Verizon is “redefining the power of the Internet” in select FiOS areas with the introduction of a new 500/100Mbps speed tier that blows away Time Warner Cable and leaves Cablevision and other competitors woefully behind.
Just weeks after Cablevision boosted upload speeds, Verizon has responded with service offerings up to a half gigabit in speed, telling customers FiOS Quantum 150/65Mbps, 300/65Mbps, and 500/100Mbps plans will “radically change everything you do online right now – and in the future.” It is ten times faster than the fastest service available from Time Warner Cable in the northeast: 50/5Mbps.
Verizon’s fastest broadband does not come cheap, however. The 500Mbps package starts at $294.99 a month for new customers with a two-year contract. Verizon Voice service is required to get the promotional price and a $165 early termination fee applies (reduced by $7.50 for each month a customer maintains service). A $59.99 activation and other fees, taxes, charges, and terms apply. Customers must also pass a credit check to avoid a deposit. Skip the contract and other requirements and the rate is only slightly more: $304.99 a month.
Verizon is charging nearly four times more than what Google charges for its twice as fast gigabit service. But analysts believe that Google will never venture into Verizon FiOS territory so price competition is unlikely in the near term. Cable operators that compete with Verizon would have to dedicate a considerable amount of bandwidth to best Verizon’s download speeds, and matching upstream speeds will be even more problematic unless and until cable operators transition their systems to all digital video to free up bandwidth.
But Verizon’s fastest Internet speeds are not available in all FiOS areas. The company warns “500/100Mbps service availability may be limited in your area based on network qualification requirements.”
Verizon’s competitors, which don’t have the benefit of an all-fiber network, continue to stress consumers simply don’t need any speeds faster than what they now offer. Frontier Communications believes most consumers do just fine with 6Mbps DSL. Verizon’s larger cable competitors range from Time Warner Cable, which does not even try to match its competitor’s fiber speeds, to Bright House, which competes with Verizon FiOS in Florida, to Comcast, which offers faster Internet service but regularly threatens to cap how much customers can use each month. Verizon FiOS has, in practical terms, no usage caps.

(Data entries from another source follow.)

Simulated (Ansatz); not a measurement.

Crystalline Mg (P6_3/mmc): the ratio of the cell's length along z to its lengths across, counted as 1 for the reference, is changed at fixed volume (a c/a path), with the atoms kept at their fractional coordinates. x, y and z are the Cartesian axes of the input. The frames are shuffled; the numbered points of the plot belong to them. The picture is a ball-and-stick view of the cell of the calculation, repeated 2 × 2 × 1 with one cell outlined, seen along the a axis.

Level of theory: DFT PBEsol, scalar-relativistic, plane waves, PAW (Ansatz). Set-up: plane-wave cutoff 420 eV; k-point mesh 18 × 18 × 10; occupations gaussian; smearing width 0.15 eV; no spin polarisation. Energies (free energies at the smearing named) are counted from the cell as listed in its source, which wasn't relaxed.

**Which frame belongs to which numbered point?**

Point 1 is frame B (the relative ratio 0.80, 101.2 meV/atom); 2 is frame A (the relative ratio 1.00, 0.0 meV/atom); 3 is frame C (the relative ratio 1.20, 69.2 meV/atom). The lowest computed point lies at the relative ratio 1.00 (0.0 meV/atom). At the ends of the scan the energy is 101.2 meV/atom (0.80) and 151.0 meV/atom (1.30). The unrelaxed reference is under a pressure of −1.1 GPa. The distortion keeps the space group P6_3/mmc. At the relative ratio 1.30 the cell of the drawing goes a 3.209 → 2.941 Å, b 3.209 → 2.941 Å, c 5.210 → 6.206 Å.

“For some, the discussion about the broadband Internet seems to begin and end on the issue of ‘gigabit’ access. The issue with such speed is really more about demand than supply. Most websites can’t deliver content as fast as current networks move, and most U.S. homes have routers that can’t support the speed already available.” — David Cohen, chief lobbyist, Comcast Corp., May 2013
“Residential customers, at this time, do not need the bandwidth offered with dedicated fiber – however, Bright House has led the industry in comprehensively deploying next-generation bandwidth services (DOCSIS 3.0) to its entire footprint in Florida – current speeds offered are 50Mbps with the ability to offer much higher. We provision our network according to our customers’ needs.” – Don Forbes, Bright House Networks, February 2011
[flv width=”640″ height=”380″]http://www.phillipdampier.com/video/Verizon FiOS Introduces 500Mbps 7-22-13.mp4[/flv]
Verizon FiOS introduces faster broadband speeds to help customers accomplish more of what they want to do online. Verizon’s Fowler Abercrombie says ‘it’s only the beginning’ as Verizon continues to innovate on its fiber to the home network. (2 minutes)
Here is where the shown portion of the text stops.